The new documentary Jelly Roll: Save Me premiered on Hulu on May 30th and captures his big-hearted appeal. On June 2, DeFord released the album Whitsitt Chapel, which currently sits at No. 3 on the Billboard 200 album chart. Directed by Bari Pearlman, whose Queen of Meth chronicled the adventures of Midwestern drug dealer Lori Arnold, the bio-doc sees Jelly Roll looking back at his troubled past, giving thanks for his bountiful present and trying to pay forward his good fortune with good deeds. 

Jelly Roll’s sold-out December 2022 performance at Nashville’s Bridgestone Arena serves as a bookend. It was a hometown show for DeForest, who grew up 12 miles south of downtown in the “lower middle class” suburb of Antioch. Though his father ran a successful family business, his mother’s struggles with depression and addiction tore apart his home and drove the young Jelly Roll to seek solace and validation on the streets. He never got past middle school, racked up numerous drug arrests and would spend a large part of his late teens and early adulthood incarcerated. 

A corrections officer told Jelly Roll he was a father before he even knew his daughter’s name. He credits the incident with inspiring him to turn his life around and devote his energies to music. Still, drugs and crime would exert a pull on him and his loved ones. He only gained custody of his daughter because of her mother’s own addiction and on the morning of a triumphant show at Colorado’s Red Rocks Amphitheater he learns a friend from the old neighborhood has died from a stray bullet in a shoot-out. 

Jelly Roll lived in his van while trying to make a name for himself in the crowded field of unsigned hip hop artists. Along the way he met future wife Bunnie XO, a former sex worker and host of the Dumb Blonde podcast. While Bunnie admits a shared love of partying cemented their relationship, the couple sobered up after gaining custody of DeFord’s daughter. Although, sober to Jelly Roll means, “I still smoke a little weed to keep my head straight I will still get blackout drunk and every now and then we’ll do something wild.”     
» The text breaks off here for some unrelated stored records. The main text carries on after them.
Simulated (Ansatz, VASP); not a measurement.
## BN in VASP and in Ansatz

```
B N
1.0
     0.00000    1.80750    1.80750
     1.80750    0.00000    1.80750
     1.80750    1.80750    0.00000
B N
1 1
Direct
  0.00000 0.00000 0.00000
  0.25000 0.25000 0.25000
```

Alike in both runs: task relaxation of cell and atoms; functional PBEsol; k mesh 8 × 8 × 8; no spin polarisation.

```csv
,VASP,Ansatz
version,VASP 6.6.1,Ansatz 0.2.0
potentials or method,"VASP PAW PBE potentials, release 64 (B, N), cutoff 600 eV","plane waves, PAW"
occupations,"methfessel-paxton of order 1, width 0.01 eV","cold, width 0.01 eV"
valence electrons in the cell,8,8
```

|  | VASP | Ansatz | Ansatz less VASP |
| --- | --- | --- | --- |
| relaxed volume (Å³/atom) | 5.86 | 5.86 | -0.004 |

As Jelly Roll’s country star continues to rise, Bunnie seems skeptical of where they fit in. “All I know is that I married a rapper and now we’re at the Country Music Awards,” she tells an interviewer on the red carpet. Their bond, however, is strong and footage of them celebrating Christmas with DeFord’s now teenage daughter shows a loving home.   

The price of success is non-stop touring. Jelly Roll confides he suffers from both imposter syndrome and survivor’s guilt as well as depression. Though he has learned to keep his depression at bay, he sometimes still needs to cancel his plans and spend the day in bed. His depression and addictive personality are also intertwined with his obesity. On tour, he smokes too much pot and needs an IV drip in order to combat dehydration and exhaustion.  

Jelly Roll’s transparency about his own struggles are hard-coded into his music. Confession, contrition and gratitude are common themes. On stage he thanks his fans profusely for their support in between an avalanche of expletives, capped off with, “I love your motherfuckers.” 

He says his live show is a “healing experience.” He is a reflection of his audience, hardscrabble common folk whose lives aren’t always easy. Some come backstage in tears, talking about how his songs echo their own lives and make them feel like they’re not alone. It’s powerful stuff. 

When not on tour, Jelly Roll visits rehab facilities and youth detention centers, to share his story. He says if he could get sober and get his life together, they can too. He tells those in rehab that he traded his addiction to drugs for an addiction to music. He brings Thanksgiving dinners from Cracker Barrel to a juvenile hall where he was once locked up and offers to buy one youthful offender a guitar. Before his show at the Bridgestone Arena he announces he’s donating a quarter of a million dollars of the proceeds to local youth outreach and scholarship programs.     

As a film Jelly Roll: Save Me uses all the same devices of other recent mid-career bio-docs, from heartfelt confessions to revisiting the old neighborhood and ending with an epic feel-good hometown show. Still, it’s hard not to root for Jelly Roll, who seems sincere in both his gratitude and his desire to help others, whether through charity work or merely lending a big shoulder for his fans to literally cry on. After select dates through the early summer, Jelly Roll’s ‘Backroad Baptism’ tour kicks off July 28 and will run through the fall.